Wrapper for dataset transforms to update the dataset fingerprint using ``update_fingerprint``
Args:
inplace (``bool``): If inplace is True, the fingerprint of the dataset is updated inplace.
Otherwise, a parameter "new_fingerprint" is passed to the wrapped method that should take care of
setting the fingerprint of the returned Dataset.
use_kwargs (Optional ``List[str]``): optional white list of argument names to take into account
to update the fingerprint to the wrapped method that should take care of
setting the fingerprint of the returned Dataset. By default all the arguments are used.
ignore_kwargs (Optional ``List[str]``): optional black list of argument names to take into account
to update the fingerprint. Note that ignore_kwargs prevails on use_kwargs.

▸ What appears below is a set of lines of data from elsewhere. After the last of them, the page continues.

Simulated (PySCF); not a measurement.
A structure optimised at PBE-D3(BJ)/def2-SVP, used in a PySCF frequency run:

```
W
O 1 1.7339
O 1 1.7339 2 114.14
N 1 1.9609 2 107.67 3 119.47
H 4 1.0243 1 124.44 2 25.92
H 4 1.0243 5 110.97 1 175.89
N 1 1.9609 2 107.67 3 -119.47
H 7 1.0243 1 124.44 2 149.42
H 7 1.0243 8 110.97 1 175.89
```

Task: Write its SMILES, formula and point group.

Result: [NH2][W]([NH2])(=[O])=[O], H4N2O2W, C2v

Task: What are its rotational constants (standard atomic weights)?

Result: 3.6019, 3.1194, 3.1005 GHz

fingerprint_names (Optional ``List[str]``, defaults to ["new_fingerprint"]):
If the dataset transforms is not inplace and returns a DatasetDict, then it can require
several fingerprints (one per dataset in the DatasetDict). By specifying fingerprint_names,
one fingerprint named after each element of fingerprint_names is going to be passed.
randomized_function (``bool``, defaults to False): If the dataset transform is random and has
optional parameters "seed" and "generator", then you can set randomized_function to True.
This way, even if users set "seed" and "generator" to None, then the fingerprint is
going to be randomly generated depending on numpy's current state. In this case, the
generator is set to np.random.default_rng(np.random.get_state()[1][0]).
"""
assert use_kwargs is None or isinstance(use_kwargs, list), "use_kwargs is supposed to be a list, not {}".format(
type(use_kwargs)
)
assert ignore_kwargs is None or isinstance(
ignore_kwargs, list
), "ignore_kwargs is supposed to be a list, not {}".format(type(use_kwargs))
assert not inplace or not fingerprint_names, "fingerprint_names are only used when inplace is False"
fingerprint_names = fingerprint_names if fingerprint_names is not None else ["new_fingerprint"]
def _fingerprint(func):
assert inplace or all( # check that not in-place functions require fingerprint parameters
name in func.__code__.co_varnames for name in fingerprint_names
), "function {} is missing parameters {} in signature".format(func, fingerprint_names)
if randomized_function: # randomized function have seed and generator parameters
assert "seed" in func.__code__.co_varnames, "'seed' must be in {}'s signature".format(func)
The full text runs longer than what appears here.